Interestingly, he is more open about his earlier advertising career than about his role as an art collector.

After working alongside David Puttnam, Ridley Scott and Alan Parker at the legendary agency Collett Dickenson Pearce, which declared happiness to be a cigar called Hamlet and that Heineken refreshed the parts other beers cannot reach, Charles founded Saatchi and Saatchi with his brother Maurice in 1970 and shot to fame with their “Labour isn’t Working” ad for Maggie Thatcher’s 1979 election campaign.

Saatchi is unimpressed with today’s “dim, unsubtle and charmless” political advertising. He is similarly dismissive of the personalities, preferring Simon Cowell to David Cameron and bluntly comparing Gordon Brown to Kellogg’s All Bran as, “you know exactly what you are going to get”.

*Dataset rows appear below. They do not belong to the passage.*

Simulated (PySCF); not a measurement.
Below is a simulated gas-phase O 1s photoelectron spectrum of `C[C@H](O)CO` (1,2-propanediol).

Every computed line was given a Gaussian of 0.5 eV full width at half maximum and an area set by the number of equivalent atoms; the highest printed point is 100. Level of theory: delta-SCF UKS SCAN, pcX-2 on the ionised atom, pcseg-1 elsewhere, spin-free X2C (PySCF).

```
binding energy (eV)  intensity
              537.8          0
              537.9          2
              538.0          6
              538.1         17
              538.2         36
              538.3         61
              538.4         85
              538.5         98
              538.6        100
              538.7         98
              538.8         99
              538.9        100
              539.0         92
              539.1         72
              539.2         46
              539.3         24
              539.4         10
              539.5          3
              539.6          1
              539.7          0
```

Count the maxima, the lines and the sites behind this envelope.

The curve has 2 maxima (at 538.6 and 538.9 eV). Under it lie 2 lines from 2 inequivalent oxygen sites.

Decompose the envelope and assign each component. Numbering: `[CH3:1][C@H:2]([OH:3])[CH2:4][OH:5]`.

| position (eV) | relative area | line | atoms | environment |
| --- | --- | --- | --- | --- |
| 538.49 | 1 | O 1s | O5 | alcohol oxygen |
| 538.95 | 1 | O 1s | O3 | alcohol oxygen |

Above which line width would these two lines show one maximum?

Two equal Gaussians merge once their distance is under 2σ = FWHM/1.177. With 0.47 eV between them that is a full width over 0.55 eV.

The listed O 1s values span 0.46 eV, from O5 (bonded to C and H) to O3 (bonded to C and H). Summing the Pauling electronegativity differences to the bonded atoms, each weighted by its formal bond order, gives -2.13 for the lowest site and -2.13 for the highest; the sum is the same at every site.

Although known for propelling Damien Hirst and Tracey Emin to international acclaim, Saatchi is most proud of having discovered Cindy Sherman and Jeff Koons. Indeed, he believes that Hirst is going through an “off patch”.

Despite his 30-year involvement in the art world, he is still defensive about his advertising background: “Lord forbid that anyone in ‘trade’ should enter the hallowed portals of the aesthete. I liked working in advertising, but don’t believe my taste in art, such as it is, was entirely formed by TV commercials.”

Perhaps this is why he delights in shocking the art world with controversial views like taking a stand against saving paintings for the nation.

Born in Iraq to a Jewish family, Saatchi avoids answering questions that relate to his being Jewish or explaining why there were no Israeli artists in his gallery’s show earlier this year of new Middle East artists.

For someone who eschews interviews, it is ironic that throughout the book he insists that he does not care what people say about him. It seems perhaps that the opposite could be true.